AUBURN HILLS, Mich. (AP) -- Jerry West's teams have company in
the West Virginia record book.

Kevin Pittsnogle scored 14 points to lead the sixth-seeded
Mountaineers to a 67-54 victory over 14th-seeded Northwestern State
in the second round of the NCAA Tournament Sunday.

West Virginia has won two games in consecutive NCAAs for the
first time since the famed West, whose silhouette graces the NBA's
logo, led it to the title game in 1959 and a regional semifinal the
next year.

"I just hope we end up being one of the great and most popular
teams in West Virginia history like they were," said Mike Gansey,
who had 11 points and 12 rebounds.

The Mountaineers led by as many as 25 in the second half, but
had to hold off a late rally as the Demons pulled to 57-49 with
4:14 left.

"You knew the second half was going to be a root canal,"
Mountaineers coach John Beilein said. "They went after us with
everything they had with their waves, and we got worn down, but we
were still standing at the end."

West Virginia (22-10) will play Texas on Thursday in an Atlanta
Regional semifinal. The Longhorns beat West Virginia 76-75 on Nov.
21 at a tournament in Kansas City, Mo.

Clifton Lee and Keenan Jones each scored 11 for the Demons
(26-8), the lowest-seeded team to win in the first round.

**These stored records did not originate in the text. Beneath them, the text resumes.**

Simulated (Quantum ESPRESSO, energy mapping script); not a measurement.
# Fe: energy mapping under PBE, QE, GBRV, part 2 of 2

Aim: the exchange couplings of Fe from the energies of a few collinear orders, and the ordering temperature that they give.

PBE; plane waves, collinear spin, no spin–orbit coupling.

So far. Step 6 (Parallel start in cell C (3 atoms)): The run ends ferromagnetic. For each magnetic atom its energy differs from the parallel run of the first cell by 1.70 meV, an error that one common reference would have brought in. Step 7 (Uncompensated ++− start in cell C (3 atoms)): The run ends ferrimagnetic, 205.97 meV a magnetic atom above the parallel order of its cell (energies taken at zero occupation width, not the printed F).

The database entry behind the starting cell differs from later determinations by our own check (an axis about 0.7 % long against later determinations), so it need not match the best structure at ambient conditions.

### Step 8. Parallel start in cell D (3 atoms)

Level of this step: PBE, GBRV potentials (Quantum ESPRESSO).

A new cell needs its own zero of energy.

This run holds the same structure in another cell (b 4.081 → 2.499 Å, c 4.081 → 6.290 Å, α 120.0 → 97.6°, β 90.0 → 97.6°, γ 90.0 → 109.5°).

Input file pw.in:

The Southland Conference champions had a chance to become the
third 14th-seeded team to reach the round of 16 and first since
Chattanooga in 1997. The pride of Natchitoches, La., also could've
been the first from their conference to win two NCAA Tournament
games since 1985, when Karl Malone helped Louisiana Tech pull off
the feat.

The Demons weren't able to complete a remarkable turnaround as
they did Friday, but got West Virginia's attention.

Northwestern State overcame a 17-point deficit in the final 8½
minutes against third-seeded Iowa and won on Jermaine Wallace's
fadeaway 3-pointer with a split second left for its seventh
double-digit comeback this season.

"The mood is a little different today -- you go from the top of
the world to the bottom of the trash barrel," Demons coach Mike
McConathy said. "The turnovers were pretty much the game."

West Virginia put Northwestern State, which had 24 turnovers, in
a hole it couldn't get out of.

The Mountaineers went on a 16-3 run early in the game to take an
11-point lead thanks to a mix of their 1-3-1 zone and man-to-man
defense, crisp passing and jumpers West would've been proud of.

West Virginia led 41-19 at halftime -- scoring 19 points off 17
turnovers -- shooting 54 percent.

"We played a brilliant first half," Beilein said.

The Mountaineers seemed to stunt any comeback chances for the
Demons with steady play early in the second half, taking a 48-23
lead.

Then, Northwestern State started outhustling a team that played
as if the game was over.

"We don't play very well with big leads -- we don't stay as
aggressive," Gansey said.

The Demons outscored West Virginia 26-9 to pull within eight,
but couldn't get closer.

Northwestern State set a school record for wins, including
victories over Big Ten, Big 12, SEC and Pac-10 schools.

"We fell short, but no one expected us to be here," forward
Jermaine Spencer said. "No one, no loss, can take away what we
did.

"We've put Northwestern State on the map."

The Mountaineers held onto their lead despite going nearly 13
minutes without a field goal, helped by free throws. West Virginia
was 24-of-33 at the line while the Demons were 6-of-11.

"They were going to put us on the line and make us score that
way," Beilein said.

Frank Young and J.D. Collins had 10 points apiece for the
Mountaineers. Pittsnogle led them in scoring, but was just 3-of-14
from the field.

"I had a lot of open looks, I just didn't knock them down," he
said.

West Virginia beat Southern Illinois 64-46 and ended up with a
comfortable margin against the Demons, starting the tournament in
stark contrast to its previous run. All four of the Mountaineers'
tourney games last year were close, including an overtime loss to
Louisville that kept them from the Final Four.

The Mountaineers found their groove in suburban Motown after
slumping into the NCAA Tournament with five losses in seven games,
including a setback against Pittsburgh in their first Big East
tournament game.

"A lot of teams that have won their conference tournaments have
lost in the first two rounds," Gansey said. "It was unfortunate
to lose, but it got us hungry again."